As Tony Hayward defended BP’s actions over the Deepwater Horizon oil spill before a panel of the US Congress on Thursday, he was battling for his own future as much as for that of his company.
It is a fight Mr Hayward appears to be losing. The suspicion that Mr Hayward’s days are numbered intensified after Mr Obama said earlier this month that the gaffe-prone Englishman: “wouldn’t be working for me after any of those statements”.
That aggressive tone coming from the White House has quietened since BP agreed on Wednesday to set aside $20bn in an independent claims account “This process may be seen as a necessity if BP is to have a long-term future in the US, and it should give BP a starting base for re-establishing its relationships with key US administrators and with the US population,” analysts at Collins Stewart wrote in a note on Thursday.
But the agreement comes at a price. To fund the $20 billion, BP has halted its dividend payments, angering some investors.
“I don’t get how [legally] BP can cancel an already declared dividend, and offer up $20 billion, without a shareholder vote. Nor why they’d do either of those things. If Obama insisted on a political headline, I’d have much rather it’d been Hayward’s scalp,” one trader said.

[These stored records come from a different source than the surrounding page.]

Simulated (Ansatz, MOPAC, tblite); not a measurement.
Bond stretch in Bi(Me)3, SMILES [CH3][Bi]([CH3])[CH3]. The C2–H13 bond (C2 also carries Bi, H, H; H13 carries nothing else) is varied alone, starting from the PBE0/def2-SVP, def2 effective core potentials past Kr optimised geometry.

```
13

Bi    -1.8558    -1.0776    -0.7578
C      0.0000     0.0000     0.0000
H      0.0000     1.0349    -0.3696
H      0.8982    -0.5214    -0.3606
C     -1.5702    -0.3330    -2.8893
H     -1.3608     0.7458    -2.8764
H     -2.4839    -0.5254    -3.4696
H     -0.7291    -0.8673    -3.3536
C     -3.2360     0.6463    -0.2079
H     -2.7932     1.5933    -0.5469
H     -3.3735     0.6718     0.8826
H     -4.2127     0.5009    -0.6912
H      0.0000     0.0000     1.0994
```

UK investors are not yet calling for Mr Hayward’s head. But as Gary Burnison, chief executive of KornFerry International, one of the world’s biggest headhunters, notes about Mr Hayward: “For better or worse, once Humpty Dumpty has fallen it’s very hard to put him back together.”
Knowing this, Carl-Henric Svanberg, BP’s relatively new chairman, whose own job is far from assured, is already seeking advice on possible candidates to replace Mr Hayward, according to two sources.
The most likely contenders are Bob Dudley, managing director overseeing the Americas and Asia, and Iain Conn, who runs BP’s refining and marketing arm.
Both men are members of BP’s board and were runners-up to Mr Hayward in the bid to succeed Lord Browne three years ago. Mr Conn, an ambitious Scotsman, has been managing BP’s daily operations from London since Mr Hayward decamped to Houston.
Byron Grote, BP’s chief financial officer, has also played a crucial role in overseeing daily operations but is already beyond BP’s retirement age and therefore seen as an unlikely candidate.
Mr Dudley, an affable Mississippian, meanwhile, has been in the fray in Houston, managing the clean-up and is seen as having handled the public scrutiny better than his chief executive.
He was also at Mr Hayward and Mr Svanberg’s side during Wednesday’s meeting with Mr Obama.
Mr Dudley’s recent post as chief executive of TNK-BP, BP’s Russian partnership, gives him experience running a company in a host country with an unpredictably hostile government.
BP wants to put neither man into Mr Hayward’s shoes immediately. BP’s board and Mr Hayward want to delay any management change at least until the well is capped.
Mr Hayward’s now infamous gaffe about wanting his life back belies his wish not to be seen fleeing the scene of the accident, people close to the chief executive said.